Friday, August 28, 2015

Joy Comes in the Morning

      Fighting, bickering, anger, etc... have filled my home a lot this summer. All the normal complaints moms seem to have. My kids don't listen. They don't respect me. I give them chores and end up either yelling at them and threatening to take away their privileges or give up and do it myself. I'm angry. I'm hurt. I just want to have fun with them and have positive memories, but it seems like all we do is go through this vicious cycle of butting heads until I just about break. I take away their privileges and sometimes it works, other times, they just complain about how wrong it is and how I have no right.

       On a couple of occasions, I've had the courage to wave my white flag in front of another mom and cry out, "I surrender!" Thankfully these were women with wisdom and hearts of prayer. No, things aren't perfect, nor have they changed much. However, I know that God is working in this situation, both in my children, and in me. Just as He has been doing in my marriage.

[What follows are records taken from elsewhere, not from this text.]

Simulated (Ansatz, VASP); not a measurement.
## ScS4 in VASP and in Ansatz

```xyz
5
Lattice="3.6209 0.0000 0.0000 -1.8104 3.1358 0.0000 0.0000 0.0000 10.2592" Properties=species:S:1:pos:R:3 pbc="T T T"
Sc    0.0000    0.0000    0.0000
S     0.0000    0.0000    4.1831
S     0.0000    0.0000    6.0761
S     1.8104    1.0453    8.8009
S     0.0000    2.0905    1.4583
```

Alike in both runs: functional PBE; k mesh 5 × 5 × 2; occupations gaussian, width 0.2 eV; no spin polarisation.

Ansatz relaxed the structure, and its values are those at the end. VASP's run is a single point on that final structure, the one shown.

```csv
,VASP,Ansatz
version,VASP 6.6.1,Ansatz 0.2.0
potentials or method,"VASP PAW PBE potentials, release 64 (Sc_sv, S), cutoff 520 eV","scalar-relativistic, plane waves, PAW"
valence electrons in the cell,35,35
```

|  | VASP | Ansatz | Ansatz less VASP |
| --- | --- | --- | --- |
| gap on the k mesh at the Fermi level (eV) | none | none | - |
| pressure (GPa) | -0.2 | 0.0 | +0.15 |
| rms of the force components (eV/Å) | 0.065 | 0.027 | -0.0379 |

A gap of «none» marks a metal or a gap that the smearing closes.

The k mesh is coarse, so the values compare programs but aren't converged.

       The other day, I reached a low point. My anger, like a volcano, exploded and I saw myself as a beast returning from my own past. My heart broke and on my bed I wept bitterly, crying out to the Lord. In times past, I've asked God why He would curse my children with a mother like me. Children are a blessing, a gift from the Lord. I'm the problem. Why me? Why did He trust me with them? At the beginning of summer, I was told never to say that again. Sometimes, it still hits me and as I laid on my bed that night I asked Him again, "Why am I their mother? This isn't the mother I wanted to be, or the way I wanted my children to live. What do you see in me?"

     As I prayed, sleep took me, peacefully, into its embrace. There, I rested in the Lord and for the first time, in a while, I awoke early (for me) feeling refreshed. I watched as the sky changed from dawn to morning, with the word of God. The fog streamed across the pasture. The autumn light casting rays upon the woods. I breathed deep the glory that fall brings to my heart. I know it isn't fall, yet. Still, I felt as though God made that day for me. It maintained the autumn beauty all day. Peace, love, and joy filled my heart. I found pleasure, even in the most mundane. I was, for a day, more the mother I hope to be, than the one I fight so hard to overcome.

    The days since haven't always been as refreshing as that one, though I have found a renewed sense of strength and faith. My attitude has been adjusted and my behavior impacted. I can not change others, but I can be changed.